John is an economist and advocate for social justice. He has worked with informal vendors in Quito Ecuador and coffee growers in Mexico and Nicaragua. He led a student group to Chiapas Mexico on a research project investigating the impact of fair trade participation on childhood nutrition and education. Most recently he spent time in Matagalpa Nicaragua working with fair trade and traditional coffee growers and plans on returning with a student group. His course offerings include International Economic Development, International Trade and Finance and Behavioral Economics. When not in the classroom, John enjoys hiking, travelling and gardening.

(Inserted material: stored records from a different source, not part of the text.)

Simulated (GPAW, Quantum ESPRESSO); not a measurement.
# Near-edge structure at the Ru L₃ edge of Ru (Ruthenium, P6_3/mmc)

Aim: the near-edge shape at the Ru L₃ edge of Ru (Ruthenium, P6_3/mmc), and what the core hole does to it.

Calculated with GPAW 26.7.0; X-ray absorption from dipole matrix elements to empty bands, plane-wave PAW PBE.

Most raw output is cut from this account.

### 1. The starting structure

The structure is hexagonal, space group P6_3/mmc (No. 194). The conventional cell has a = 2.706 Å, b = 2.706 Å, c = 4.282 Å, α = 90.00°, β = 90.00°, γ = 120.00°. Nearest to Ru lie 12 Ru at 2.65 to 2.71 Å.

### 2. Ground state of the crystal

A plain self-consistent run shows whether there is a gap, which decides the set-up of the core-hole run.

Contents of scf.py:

Kristen Case teaches courses in American literature, environmental writing, and the intersection of 20th- and 21st-century American literature and philosophy. She has published essays on Henry David Thoreau, Robert Frost, Ezra Pound, Wallace Stevens, and William James, and is the author of American Pragmatism and Poetic Practice: Crosscurrents from Emerson to Susan Howe (Camden House, 2011). Her poetry collection, Little Arias (New Issues, 2015) won the Maine literary Award for Poetry. She is co-editor of the volumes Thoreau at 200: Essays and Reassessments (Cambridge UP, 2016) and 21|19: Contemporary Poets on Nineteenth-Century American Texts (forthcoming, Milkweed Editions). She directs Thoreau’s Kalendar: A Digital Archive of the Phenological Manuscripts of Henry David Thoreau and The New Commons Project, a public humanities initiative sponsored by the Mellon Foundation.
Christine Darrohn has always been a devoted reader--as a little girl she refused to take her naps unless she could take a book to bed. Today Christine is devoted to guiding her students to become strong readers of literature who can explore the meanings of the very smallest of textual details. In her scholarship, Christine also examines texts closely in relation to a variety of cultural contexts, such as the Great War and attitudes towards empire. More fundamentally, she is interested in writers' representations of the possibilities and difficulties of forming human connections across social barriers. Holding an MFA in creative writing in addition to a PhD in literature, Christine is a published fiction writer and is currently working on a novel. Moreover, as Campus Writing Coordinator, Christine assists faculty across campus in supporting students' development as writers.
In the fall of 1982, in my third year at UMF, I was asked to teach the first course in our new Honors Program, and I have been regularly involved with the program ever since, as instructor, Honors Council member, and Interim Director. I have taught first-year classes on Greek Civilization and advanced seminars on the Irish novelist James Joyce and have led Honors trips to Portland, Boston, New York, and Ireland. This past January, I took a group of students to Dublin to visit the Martello Tower and other Joyce sites and to walk in the footsteps of Leopold Bloom, Stephen Dedalus, Gabriel Conroy, and other Joycean characters. I have always appreciated the ambition, intelligence, and friendliness of Honors students and the combination of serious intellectual engagement and informal good will in Honors classes. At its best, the Honors program has been a college within the college for UMF’s best students, and it has certainly provided me with some of my most fruitful and rewarding experiences as a faculty member here. I am grateful to Eric Brown, Michael Burke, Marilyn Shea, and all of the other Honors directors for making these experiences possible.
Nicholas Koban has been a mathematics professor at UMF since 2006, and he teaches a wide variety of courses in the mathematics major as well as for other disciplines. He is interested in studying sets on which algebra can be performed (not necessarily sets of numbers), but uses geometry to study these algebraic sets instead of algebra. Each year he hires a research assistant to help with studying these algebraic objects. These students will usually assist in his research projects along with working on their own individual project.
Misty Krueger is an assistant professor of English at the University of Maine at Farmington. She teaches First-Year Seminar as well as writing and literature courses for the English department and Honors program. In the summer of 2017, Misty was the Jane Austen Society of North America International Visitor in Chawton, where she conducted research and volunteered at Chawton House Library and the Jane Austen’s House Museum. She has published on Austen, juvenilia, adaptation, and pedagogy. She is at work on a book about Austen’s juvenilia, and she is editing a collection of essays on eighteenth- and nineteenth-century transatlantic women travelers. In her free time, Misty loves to play board games and card games, blog about fashion, and watch sci-fi and British detective shows.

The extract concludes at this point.